I really enjoy teaching the Network Security course at Johns Hopkins University. It’s a privilege to work with the students and to spend time thinking about the fundamental principles behind my profession.

The best reward of all, though, is when former students send me an email about applying lessons from the course in their careers. Or, as it turns out last night, in their apartment buildings:

Hey Dr. Nielson, I moved into my new apartment complex a few days ago and noticed something about its security that reminded me of you and your lectures. We have key fobs for badging into the building that also double as our apartment keys. For some reason, the first floor elevators require you to badge in with your fob before you can call an elevator. However, if you take the stairs to the second floor (which doesn't require badging, presumably for fire purposes), the second floor elevators do not require you to badge to request an elevator. Physical security! The first thought I had when I saw that the 1st floor elevators required badging was, "huh...wonder if I can get around this." So thanks for teaching us to think like an attacker...
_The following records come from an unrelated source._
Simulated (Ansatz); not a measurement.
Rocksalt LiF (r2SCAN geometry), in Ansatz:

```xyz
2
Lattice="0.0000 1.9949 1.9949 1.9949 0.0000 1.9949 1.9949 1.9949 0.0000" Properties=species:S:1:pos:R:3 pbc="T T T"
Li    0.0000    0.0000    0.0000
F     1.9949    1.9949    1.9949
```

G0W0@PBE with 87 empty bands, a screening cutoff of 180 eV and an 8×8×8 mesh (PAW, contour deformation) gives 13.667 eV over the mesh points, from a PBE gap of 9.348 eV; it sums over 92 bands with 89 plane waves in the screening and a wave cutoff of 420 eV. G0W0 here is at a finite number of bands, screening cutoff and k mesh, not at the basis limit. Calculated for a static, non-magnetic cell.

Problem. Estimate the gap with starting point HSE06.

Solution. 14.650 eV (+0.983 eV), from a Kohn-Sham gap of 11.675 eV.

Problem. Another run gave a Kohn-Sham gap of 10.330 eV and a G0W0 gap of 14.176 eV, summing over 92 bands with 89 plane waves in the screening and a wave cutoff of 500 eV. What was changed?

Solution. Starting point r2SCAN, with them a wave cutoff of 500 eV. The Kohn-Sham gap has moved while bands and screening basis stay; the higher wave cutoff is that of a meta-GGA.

Obviously, I’m very excited about having students come out of my course thinking about how to bypass security. This kind of thinking is absolutely essential to the development of better security. The bad guys are always going to be thinking of ways to get around security technology, and unless the good guys are doing the same there’s no chance of stopping them.

But the best part of my former student’s message is that he identified a key principle as part of his analysis. More important than simply discovering that he could get an elevator on the second floor without a badge, he also formed a hypothesis as to the reason behind it. In this case, my student guessed that it had to do with how the fire code applies differently to different floors. This is a very reasonable guess.

It is quite common for computer security to breakdown at the “boundaries.” I do not mean the “edges” of the system, but the internal dividing lines between different technologies, components, programs, users, equipment, and even regulations like fire code. Each one of these pieces has its own context in which the security is framed and makes sense. At the boundaries, the context often changes and what was appropriate security before is no longer so. Getting the translation right when combining these security contexts is an overwhelmingly difficult challenge.

Security designers need to understand this boundary problem and expend sufficient resources designing the interfaces between two or more security contexts. Offensive security professionals, such as penetration testers, need to have systematic and thorough methods of finding boundaries, understanding the associated security contexts, and how differences between these contexts can be exploited. In either case, it is worth noting that boundaries are not always technological and not always obvious like, for example, the different fire codes that apply at different levels of a building. It often requires a fair bit of professional experience to identify these more subtle examples.

But not always! Sometimes, it just takes a clever college kid with a small amount of training and a lot of curiosity!